Mid-September 2011 brought about an interesting start to the Occupy movement which went on to spread worldwide into a passionate and powerful statement. By October, protesters were present on every continent with the exception of Antarctica and in November a staggering 64000 Americans signed up to participate in what was called Bank Transfer Day and moved their money from large capitalistic banks into local credit unions and private banks.
By the end of November environmental organizations across the world joined in full force to host Occupy Rooftops. The day was focused on projects in communities by taking photographs in front of buildings that they want help go green and get solar power.
What protesters are saying is crystal clear, “We the commoners, the little guy, the man on the street and most normal people agree that Wall Street’s money has corrupted democracy”. What protesters are demanding, for the most part, is forward movement and taking action to end political and financial corruption.
Environmental leaders and organizations are merging climate activism with the Occupy movement and placing a clear emphasis on the outrage over rising inequities. Respected climate blogger Stephen Lacy wrote “as an all-encompassing economic, environmental and political issue, climate activism has the potential to become a key piece of the protests.”

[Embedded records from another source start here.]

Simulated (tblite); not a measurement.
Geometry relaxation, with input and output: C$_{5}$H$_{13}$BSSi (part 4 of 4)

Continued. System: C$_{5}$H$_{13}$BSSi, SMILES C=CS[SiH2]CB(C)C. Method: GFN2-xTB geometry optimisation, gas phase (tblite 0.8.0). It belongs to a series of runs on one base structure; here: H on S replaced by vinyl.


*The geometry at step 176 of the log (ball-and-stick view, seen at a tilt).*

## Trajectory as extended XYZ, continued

Renowned 350.org added a page to their site explaining the connection between the climate organisation and Occupy Wall Street. As one of many environmental groups, 350.org partnered with solar company Solar Mosaic to host Occupy Rooftops.
Solar power and solar products are the fastest growing industry in America. By harnessing the Occupy Movement’s momentum together with focus on the solar industries, Occupy Rooftops hopes to help people push forward in creating job producing projects within their communities.